The number of cygnets staying in Shanghai for the winter has more than doubled from a year ago to 478, the Oriental Morning Post reported Thursday.
More of the protected migratory birds have been spending the season in Shanghai in recent years. The Shanghai Wildlife Conservation Management Station reported that 201 cygnets wintered in Shanghai in 2011, the highest number in about a decade, according to the Shanghai Morning Post.
Despite the increase, Shanghai's cygnet population remains a far cry from where it was in past decades, according to Yuan Xiao, an expert with the wildlife station.
"In the 1990s, there were more than 3,000 cygnets wintering in Shanghai," he told the Global Times.
The population has collapsed as cygnet habitats have shrunk in the city, Yuan said. The trend is part of a broader drop in the number of migratory birds passing through the city. According to a wildlife station investigation from last year, the number of migratory birds wintering in Shanghai, including cygnets, plunged 25 percent from 2006 to 2011 due to a shrinking habitat, according to the Oriental Morning Post.

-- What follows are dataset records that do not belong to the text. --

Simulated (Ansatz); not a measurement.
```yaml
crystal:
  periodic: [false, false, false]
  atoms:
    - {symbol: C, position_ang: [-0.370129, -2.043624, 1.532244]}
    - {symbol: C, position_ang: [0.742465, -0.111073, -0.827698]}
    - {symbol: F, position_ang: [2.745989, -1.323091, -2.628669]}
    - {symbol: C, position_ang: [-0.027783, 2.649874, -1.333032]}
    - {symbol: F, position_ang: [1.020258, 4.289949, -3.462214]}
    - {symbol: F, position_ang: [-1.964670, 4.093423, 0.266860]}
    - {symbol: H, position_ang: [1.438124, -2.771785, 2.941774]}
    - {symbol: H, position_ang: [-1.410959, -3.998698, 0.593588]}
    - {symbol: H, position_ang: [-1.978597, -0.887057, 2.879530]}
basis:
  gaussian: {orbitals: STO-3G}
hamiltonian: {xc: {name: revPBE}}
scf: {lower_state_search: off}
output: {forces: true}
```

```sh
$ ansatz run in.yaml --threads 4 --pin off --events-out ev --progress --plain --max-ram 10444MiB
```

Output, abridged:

For example, about 3.3 square kilometers of intertidal mud flats along the coast of Nanhui in Pudong New Area - which had been a habitat for migratory birds - was re-purposed into farmland last year, according to a report in the News Times.
The rise in the cygnet population over the last two years doesn't prove that the local environment has improved, Yuan said.
"The number doesn't mean that Shanghai has become a friendlier place for migratory birds," Yuan said.